IFL Mapping Files

1 Name Mapping Files (NMAP)
- 1.1 Multi-condition Name Mapping
2 Duplicate Mapping Files (DUPMAP)

Mapping files are part of the IFL distribution. They are located at $IFL_ROOT/gobii_ifl/res/map. This is a data package so the scripts reference them by:

nameMappingFile = resource_stream('res.map', tableName+'.nmap')

There are two types of mapping files: the name mapping (nmap) and the duplicate mapping (dupmap). These are discussed in detail below.

Name Mapping Files (NMAP)

The name mapping file contains the information on what columns the preprocessing script will change to IDs and how they are mapped.

Format and example (germplasm.nmap):

File Column To Match	Derived Column Alias	Table Name	Table Column To Match	Table's ID column	Table Alias

File Column To Match	Derived Column Alias	Table Name	Table Column To Match	Table's ID column	Table Alias
species_name	species_id	cv	term	cv_id	cv1
type_name	type_id	cv	term	cv_id	cv2

This tells the preprocess script that for column species_name, find its ID in the database table 'cv' using the criteria: species_name = cv.term column. Then in the result file, change the column name to the col_alias 'species_id' for it to map directly to the species_id column of the germplasm table. The same applies for the type_name column in the file, it will be changed to type_id in the output file. The table_alias value is necessary in cases when the table name repeats - ie. another column 'type_id' maps to the same table 'cv'. For other cases, you don't need to specify this, but will need to leave a placeholder (trailing tab).

Another example (marker.nmap):

File Column To Match	Derived Column Alias	Table Name	Table Column To Match	Table's ID column	Table Alias

File Column To Match	Derived Column Alias	Table Name	Table Column To Match	Table's ID column	Table Alias
reference_name	reference_id	reference	name	reference_id
strand_name	strand_id	cv	term	cv_id

The second row basically says, for the 'strand_name' column in the file, find its ID in the database table 'cv' using the criteria: strand_name = cv.term column. Then in the result file, change the column name to the col_alias which is 'strand_id' for it to map directly to the strand_id column of the marker table. Note that since no tables repeat in the mapping, we don't need to specify a table alias.

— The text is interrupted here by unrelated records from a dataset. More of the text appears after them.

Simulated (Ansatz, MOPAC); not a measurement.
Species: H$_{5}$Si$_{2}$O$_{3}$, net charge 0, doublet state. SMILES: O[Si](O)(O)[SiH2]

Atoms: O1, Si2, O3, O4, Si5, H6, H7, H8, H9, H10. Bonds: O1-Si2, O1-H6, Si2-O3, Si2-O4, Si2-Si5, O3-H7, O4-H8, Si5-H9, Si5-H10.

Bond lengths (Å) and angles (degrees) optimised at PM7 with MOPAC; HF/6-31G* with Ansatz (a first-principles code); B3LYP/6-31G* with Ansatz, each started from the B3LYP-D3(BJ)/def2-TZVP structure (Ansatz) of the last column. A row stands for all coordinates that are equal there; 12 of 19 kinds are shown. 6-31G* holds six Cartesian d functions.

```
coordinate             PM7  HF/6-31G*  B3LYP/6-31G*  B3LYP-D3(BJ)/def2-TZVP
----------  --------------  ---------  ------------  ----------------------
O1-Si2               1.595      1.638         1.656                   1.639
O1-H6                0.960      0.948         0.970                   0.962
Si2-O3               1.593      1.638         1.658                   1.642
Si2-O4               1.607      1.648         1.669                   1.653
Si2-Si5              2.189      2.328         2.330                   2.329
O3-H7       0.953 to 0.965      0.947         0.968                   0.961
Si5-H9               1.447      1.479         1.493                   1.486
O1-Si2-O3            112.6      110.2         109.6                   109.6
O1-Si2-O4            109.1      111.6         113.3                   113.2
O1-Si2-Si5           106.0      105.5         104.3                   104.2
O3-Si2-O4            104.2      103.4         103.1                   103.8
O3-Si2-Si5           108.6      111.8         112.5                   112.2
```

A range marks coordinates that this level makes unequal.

For rows in the name mapping file that is not in the current input file, the IFL will just silently ignore them.

Multi-condition Name Mapping

This is a new feature added to the mapping capabilities of the IFL. NMAP files can now have the form:

File: marker_linkage_group.nmap

File Column To Match	Derived Column Alias	Table Name	Table Column To Match	Table's ID column	Table Alias

File Column To Match	Derived Column Alias	Table Name	Table Column To Match	Table's ID column	Table Alias
marker_name,platform_id	marker_id	marker	name,platform_id	marker_id
linkage_group_name,map_id	linkage_group_id	linkage_group	name,map_id	linkage_group_id

Previously, the marker_linkage_group intermediate file's marker_name column will be converted to marker_id (fetched from the database) based on the mapping "file.marker_name = marker.name" only. This new feature allows us to have multiple conditions, like "file.marker_name = marker.name and file.platform_id = marker.platform_id", to derive the correct marker IDs. You can have as many conditions here and the IFL's NMAP module is now smart enough to know the column type and perform automatic type casts.

The following table's NMAPs are now set to multi-condition mapping by default:

marker_linkage_group as shown above, both marker_id and linkage_group_id are derived using multiple conditions
dataset_marker: marker_id column derived using marker_name and platform_id
dnarun: dnasample_id column derived using dnasample_name, platename, and project_id

Duplicate Mapping Files (DUPMAP)

Duplicate maps are simpler. They tell the IFL what criteria to use in checking for duplicates.

Format and example (marker.dupmap):

File Column Name	Table Column Name	Table Column Type

File Column Name	Table Column Name	Table Column Type
platform_id	platform_id	integer
name	name	text

This tells the script to use the following criteria for duplicates:
If name column in file is equal to the value of marker.name AND platform_id column in file is equal to the value of marker.platform_id column, then that row is a duplicate. The third column is the data type of the column to be compared, this basically just cast the column via ::<column_type>. The script will then not include that row in the file for bulk loading. This mapping file can have an arbitrary number of criteria, just note that the comparison will always be an exact match.

The duplicate check is limited to only the columns of the table you are loading to. For example, a duplicate for file.marker can only have comparison criteria on the marker table. So comparing to marker_linkage_group (or any other table) and marker using a join is not possible. You also have to ensure that the columns being compared to is present in the file, otherwise an error will be thrown.